• If the real function $f$ is defined in the point $x_0$ and on some interval left from this and if the left-hand one-sided limit $\lim_{h\to 0-}\frac{f(x_0+h)-f(x_0)}{h}$ exists, then this limit is defined to be the left-sided derivative of $f$ in $x_0$ .
• If the real function $f$ is defined in the point $x_0$ and on some interval right from this and if the right-hand one-sided limit $\lim_{h\to 0+} \frac{f(x_0+h)-f(x_0)}{h}$ exists, then this limit is defined to be the right-sided derivative of $f$ in $x_0$ .

It's apparent that if $f$ has both the left-sided and the right-sided derivative in the point $x_0$ and these are equal, then $f$ is differentiable in $x_0$ and $f'(x_0)$ equals to these one-sided derivatives. Also inversely.

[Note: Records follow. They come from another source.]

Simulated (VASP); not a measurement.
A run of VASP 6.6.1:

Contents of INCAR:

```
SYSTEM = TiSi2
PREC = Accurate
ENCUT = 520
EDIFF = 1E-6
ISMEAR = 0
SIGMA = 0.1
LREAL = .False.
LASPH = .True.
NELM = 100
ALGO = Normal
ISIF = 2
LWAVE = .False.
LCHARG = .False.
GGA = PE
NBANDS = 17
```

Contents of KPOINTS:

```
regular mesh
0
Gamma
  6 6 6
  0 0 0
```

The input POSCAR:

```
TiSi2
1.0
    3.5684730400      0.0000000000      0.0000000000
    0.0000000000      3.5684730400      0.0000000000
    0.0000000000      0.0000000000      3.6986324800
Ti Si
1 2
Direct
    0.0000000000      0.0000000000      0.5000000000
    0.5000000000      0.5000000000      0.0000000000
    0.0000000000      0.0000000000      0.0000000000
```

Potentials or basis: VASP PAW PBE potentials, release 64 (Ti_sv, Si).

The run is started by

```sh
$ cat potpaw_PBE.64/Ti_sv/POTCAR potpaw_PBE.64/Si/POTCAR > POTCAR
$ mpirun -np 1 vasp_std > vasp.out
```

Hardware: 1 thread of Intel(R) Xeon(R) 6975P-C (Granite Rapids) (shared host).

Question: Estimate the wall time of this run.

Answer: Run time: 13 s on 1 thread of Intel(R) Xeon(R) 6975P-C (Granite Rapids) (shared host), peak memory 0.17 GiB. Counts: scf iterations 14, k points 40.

Example. The real function $x \mapsto x\sqrt{x}$ is defined for $x \geqq 0$ and differentiable for $x > 0$ with $f'(x) \equiv \frac{3}{2}\sqrt{x}$ . The function also has the right derivative in $0$ : $$\lim_{h \to 0+}\frac{h\sqrt{h}- 0\sqrt{0}}{h} = \lim_{h \to 0+}\sqrt{h} = 0$$

Remark. For a function $f\!: [a,\,b] \to \mathbb{R}$ , to have a right-sided derivative at $x = a$ with value $d$ , is equivalent to saying that there is an extension $g$ of $f$ to some open interval containing $[a,\,b]$ and satisfying $g'(a) = d$ . Similarly for left-sided derivatives.